So what exactly will an Albanese Government look like, and how will it differ from the Morrison Government?

What Does A Majority Government Mean, And Is It Good?

More than a week after Anthony Albanese was sworn in as the Prime Minister, Labor has finally won enough seats to form a majority government — which means things will be pretty different to how they’d be if we had a Labor minority government.

Basically, they’ve got enough seats that they can pass bills without needing to pander to the Greens and the independents for support, which is a good thing for Labor — but not such a good thing for the influence of minor parties.

A minority government would have meant that Labor would need the support of the Greens, the independents and other minor parties to form government and pass legislation. In practice, this would’ve meant the Greens — now the third-largest party in Parliament — would have more of an influence in what does, and doesn’t, get passed.

While many politicians and news outlets would have you believe that minority governments are bad for Australia’s progress, this is actually far from the truth. In fact, Julia Gillard’s minority government was quite literally the most productive government in Australia’s history — passing more legislation than even Bob Hawke.

It’s still worth noting that sources tell the ABC that the Albanese Government is keen to strike deals with the Greens, teals and other independents to strengthen their bill passing ability.

“I think also more broadly that Anthony Albanese, the Prime Minister, has said that he is looking forward to working with the crossbench,” Independent MP Rebekha Sharkie told the ABC.

“He recognises he has had a long-standing relationship with a number of us, Andrew Wilkie, myself, so I am just always optimistic, looking forward to seeing good governance in the next parliament.”

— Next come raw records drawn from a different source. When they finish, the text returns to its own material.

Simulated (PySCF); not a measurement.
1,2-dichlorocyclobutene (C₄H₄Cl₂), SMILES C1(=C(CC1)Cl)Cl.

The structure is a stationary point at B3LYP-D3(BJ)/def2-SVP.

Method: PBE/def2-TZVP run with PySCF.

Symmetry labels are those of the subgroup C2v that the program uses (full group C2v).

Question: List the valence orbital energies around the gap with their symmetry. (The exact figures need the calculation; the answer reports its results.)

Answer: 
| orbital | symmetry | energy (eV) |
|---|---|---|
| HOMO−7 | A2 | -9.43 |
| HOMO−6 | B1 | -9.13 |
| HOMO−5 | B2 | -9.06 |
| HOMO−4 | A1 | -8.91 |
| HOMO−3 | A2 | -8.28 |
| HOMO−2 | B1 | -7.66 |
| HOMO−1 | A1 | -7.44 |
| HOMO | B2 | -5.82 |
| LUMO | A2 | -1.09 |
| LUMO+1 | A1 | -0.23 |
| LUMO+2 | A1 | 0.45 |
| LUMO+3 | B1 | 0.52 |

The difference now is that they don’t need to strike these deals.

Albanese’s Ministry

We already know some of the major figures in Albanese’s cabinet, who were sworn in last week before Albo and Penny Wong flew off to Tokyo for the Quad meeting.

Albanese gave his first address to senators and MPs on Tuesday morning, before getting down to the nitty-gritty of actually deciding who will form his Cabinet ministry.

“I want to remind you that you shouldn’t waste a day in government. We don’t intend to,”  Albanese told senators and MPs. “Australians have placed their trust in us and that brings with it an enormous responsibility.

“An enormous responsibility to deliver on the commitments that we made, the commitments for which we have a clear mandate as part of a majority Labor government… and deliver we will.”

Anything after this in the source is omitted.